Revisiting if/else in Assembly
In my previous post
("Condition Codes 1"),
I explained that some instructions can set some global
condition codes, and that these codes can be used to
conditionally execute code. I gave some examples of usage. One
such example was an assembly implementation of C's
if/else construct:
cmp r0, #20
bhi do_something_else
do_something:
@ This code runs if (r0 <= 20).
b continue @ Prevent do_something_else from executing.
do_something_else:
@ This code runs if (r0 > 20).
continue:
@ Other code.
The example is valid, and will work on any ARM core. However, is this an efficient solution if you only need to execute one or two instructions in each case? Consider the following C code:
if (a >= 10) {
a = 10;
} else {
a = a + 1;
}
It should be clear that the code increments a
unless it has hit or exceeded a limit of 10, in which case it
is set to 10. Mapping this onto our if/else
example, this might be implemented in assembly as follows:
cmp r0, #10
blo r0_is_small
r0_is_big:
mov r0, #10
b continue
r0_is_small:
add r0, r0, #1
continue:
@ Other code.
The above code executes one of two instructions, either the
mov or the add. However, it uses
two branch instructions to achieve this. Without branch
prediction, these branches can take several cycles to execute.

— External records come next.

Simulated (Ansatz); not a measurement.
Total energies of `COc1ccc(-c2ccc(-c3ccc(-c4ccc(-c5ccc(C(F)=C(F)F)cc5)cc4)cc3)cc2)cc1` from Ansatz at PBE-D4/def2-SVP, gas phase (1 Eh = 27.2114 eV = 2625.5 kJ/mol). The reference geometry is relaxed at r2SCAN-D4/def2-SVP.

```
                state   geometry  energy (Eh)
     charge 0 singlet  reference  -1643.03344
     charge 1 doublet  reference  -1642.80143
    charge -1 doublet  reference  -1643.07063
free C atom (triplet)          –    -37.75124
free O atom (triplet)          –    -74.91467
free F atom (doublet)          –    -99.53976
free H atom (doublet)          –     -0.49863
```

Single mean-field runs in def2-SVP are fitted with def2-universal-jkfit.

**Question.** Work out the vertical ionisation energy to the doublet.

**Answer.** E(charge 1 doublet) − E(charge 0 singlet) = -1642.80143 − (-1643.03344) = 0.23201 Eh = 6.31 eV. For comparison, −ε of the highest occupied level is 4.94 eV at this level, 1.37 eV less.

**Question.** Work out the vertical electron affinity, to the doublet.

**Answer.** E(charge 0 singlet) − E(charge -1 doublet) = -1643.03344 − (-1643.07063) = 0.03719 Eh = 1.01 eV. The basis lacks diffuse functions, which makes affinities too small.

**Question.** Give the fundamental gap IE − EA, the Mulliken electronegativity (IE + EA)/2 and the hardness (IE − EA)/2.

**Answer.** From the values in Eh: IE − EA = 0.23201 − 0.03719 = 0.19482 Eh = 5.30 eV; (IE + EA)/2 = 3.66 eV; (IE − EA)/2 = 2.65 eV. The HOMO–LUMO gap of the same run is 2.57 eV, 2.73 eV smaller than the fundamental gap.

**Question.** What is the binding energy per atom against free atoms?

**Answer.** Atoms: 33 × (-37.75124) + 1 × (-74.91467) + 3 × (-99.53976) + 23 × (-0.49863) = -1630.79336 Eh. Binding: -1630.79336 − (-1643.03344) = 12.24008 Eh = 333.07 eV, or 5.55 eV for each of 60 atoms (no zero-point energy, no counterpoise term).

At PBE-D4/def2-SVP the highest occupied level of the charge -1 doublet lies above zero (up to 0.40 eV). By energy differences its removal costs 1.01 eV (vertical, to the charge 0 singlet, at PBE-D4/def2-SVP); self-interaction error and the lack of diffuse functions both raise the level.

Even with branch prediction, the pattern may not be easily
predicted. Finally, even with perfect branch prediction, each
branch instruction takes four bytes of instruction memory, so
code size may become a problem.
An Improved Example
One of the features of the ARM instruction set is that almost
every instruction encoding includes a 4-bit field that
represents a condition code. If the condition attached to an
instruction passes, the instruction executes. Otherwise, it
has no effect, as if you had used a nop
instruction. Using this knowledge, we can implement the
previous example more efficiently as follows:
cmp r0, #10
movhs r0, #10
addlo r0, r0, #1
Unconditionally-Executed Instructions
In the ARM instruction set, the condition code is encoded using
a 4-bit field in the instruction. The encoding includes 3 bits
to identify an operation, and a fourth bit to invert the
condition. The eq condition, for example, is the
exact opposite of the ne condition. It may
interest authors of JIT compilers to know that the least
significant bit of the condition code can be inverted to obtain
the opposite condition code. For example, eq
(equal) is encoded as '0000' and
ne (not equal) as '0001'.
This works for every condition code with the exception of the
al (always) condition, encoded as
'1110'. It would be wasteful to dedicate one
sixteenth of the instruction set to instructions that can never
execute. Instead, this portion of the instruction set is used
for the few instructions which cannot be executed
conditionally.
Here are a few examples of instructions which will always execute unconditionally in the ARM instruction set:
blx <label>cannot be conditionally executed, butblx <register>(and all other branch instructions) can.- Most NEON instructions. For example, SIMD (NEON) variants
of
vaddcannot be conditionally executed, though the scalar (VFP) variants can. - Hint instructions, such as
pld(preload data). - Barriers, such as
dmb(data memory barrier),dsb(data synchronization barrier),isb(instruction synchronization barrier).
As always, the ARMv7-AR Architecture Reference Manual contains the most complete and accurate information, as does the Instruction Set Quick Reference Card.
Conditional Execution and High-Performance Processors
In the time when few processors had branch prediction and when
code size was very constrained, conditional execution was an
excellent way to save code space whilst also improving
performance in many programs. This is still true for today's
real-time processors and micro-controllers. However, ARM's
application-class processors include branch predictors which
often make the branch-based if/else construction
more attractive than conditional instructions. A predicted
branch may be very cheap, or even free in some cases. In
addition, conditional execution can, in some cases, prevent
out-of-order execution as it adds additional instruction stream
dependencies.
In some cases, it can be difficult to know whether to use conditional execution or traditional conditional branches for a particular application. However, as a general rule-of-thumb, it's probably best to use conditional instructions for sequences of three instructions or fewer, and branches for longer sequences. The best-performing solution varies between processors as they have different pipeline and branch predictor designs, and it also varies depending on the specific instruction sequence you are using. Also note that the fastest solution is not necessarily the smallest.
Thumb
In the original 16-bit Thumb instruction set, only branches
could be conditional. In Thumb-2, the it
instruction was added to provide functionality and behaviour
similar to conditional instructions in ARM. Thumb-2's
it instruction can also conditionally execute some
instructions which are normally unconditionally executed in ARM
state. I won't say more about it now, though it might be
covered by a future blog post.